What matters here is test.fields.image-vector.knn_vectors_in_bytes which make up the the quantized vectors, the hnsw index, and the raw vectors. I found the hnsw index is a pretty small chunk in reality. For me it was more like vector count * 16 because for this number of vectors it’s really only 1 layer that matters from a sizing perspective. Much smaller than the vector count * 48 I mentioned previously. This makes some sense because the graph should be roughly 1 byte per connection for m connections and with less vectors I expect less vectors on higher levels. The more vectors the larger the graph structure.

So doing the math here:

int8 quantized + hnsw index + raw vectors ~= 
10_000 * 64 + 10_000 * 16 + 10_000 * 64 * 4 ~= 3360000

For what you were seeing here’s what I would have expected to see vs what you did see:

bbq quantized + hnsw index + raw vectors ~=
10_000_000 * (512/8+14) + 10_000_000 * 48 + 10_000_000 * 512 * 4 ~= 21740000000
actual = 1443088252

So that should have been 21g not 1.3g. After going over the numbers I am beginning to suspect that the number of indexed docs is less than 10_000_000.

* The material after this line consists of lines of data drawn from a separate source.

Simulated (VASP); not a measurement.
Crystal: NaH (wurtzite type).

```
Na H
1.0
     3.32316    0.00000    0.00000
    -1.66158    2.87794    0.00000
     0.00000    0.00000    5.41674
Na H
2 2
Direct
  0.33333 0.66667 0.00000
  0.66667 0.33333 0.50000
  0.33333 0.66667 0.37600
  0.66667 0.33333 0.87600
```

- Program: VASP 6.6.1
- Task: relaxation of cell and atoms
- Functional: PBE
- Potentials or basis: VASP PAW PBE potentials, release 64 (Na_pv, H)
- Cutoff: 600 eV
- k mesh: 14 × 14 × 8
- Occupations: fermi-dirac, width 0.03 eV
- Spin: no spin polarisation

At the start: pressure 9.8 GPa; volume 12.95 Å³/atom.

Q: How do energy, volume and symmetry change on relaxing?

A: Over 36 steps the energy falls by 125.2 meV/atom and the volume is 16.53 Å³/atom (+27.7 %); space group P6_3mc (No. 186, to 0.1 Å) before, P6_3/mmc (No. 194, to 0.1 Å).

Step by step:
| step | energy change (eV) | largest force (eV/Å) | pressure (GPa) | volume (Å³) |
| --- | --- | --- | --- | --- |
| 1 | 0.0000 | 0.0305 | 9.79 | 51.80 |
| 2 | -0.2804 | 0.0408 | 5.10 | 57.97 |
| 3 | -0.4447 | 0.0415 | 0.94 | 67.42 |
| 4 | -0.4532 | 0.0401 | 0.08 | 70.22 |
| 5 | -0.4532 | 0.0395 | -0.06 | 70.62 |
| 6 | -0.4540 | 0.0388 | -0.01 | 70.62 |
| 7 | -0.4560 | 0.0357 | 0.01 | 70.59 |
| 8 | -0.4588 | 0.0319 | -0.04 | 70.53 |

For int8 what I would expect vs what you were seeing:

int8 quantized + hnsw index + raw vectors ~=
10_000_000 * 512 + 10_000_000 * 48 + 10_000_000 * 512 * 4 ~= 26080000000
actual = 28400884275

If there were less docs indexed into the bbq_hnsw index then that’s about the only explanation I can think of. But figured I’d explain my reasoning here and that maybe that would help you either see something off on your side or something obviously wrong in my math.

Doing 50% is generally a good idea as a starting place in my opinion. However, the HNSW graph largely sits in off heap RAM. So while I’m not entirely sure what an optimal ratio would be here my guess is if you lower the heap it will help. You might start with 50% and then lower the heap and see if it improves things or lets you use less overall memory.

I had a thought last night. I thought wait what if Lucene is dedupping the vector and I just didn’t realize it could do that. As in if you loaded two identical vectors into two separate fields would we detect and not store the raw vectors twice!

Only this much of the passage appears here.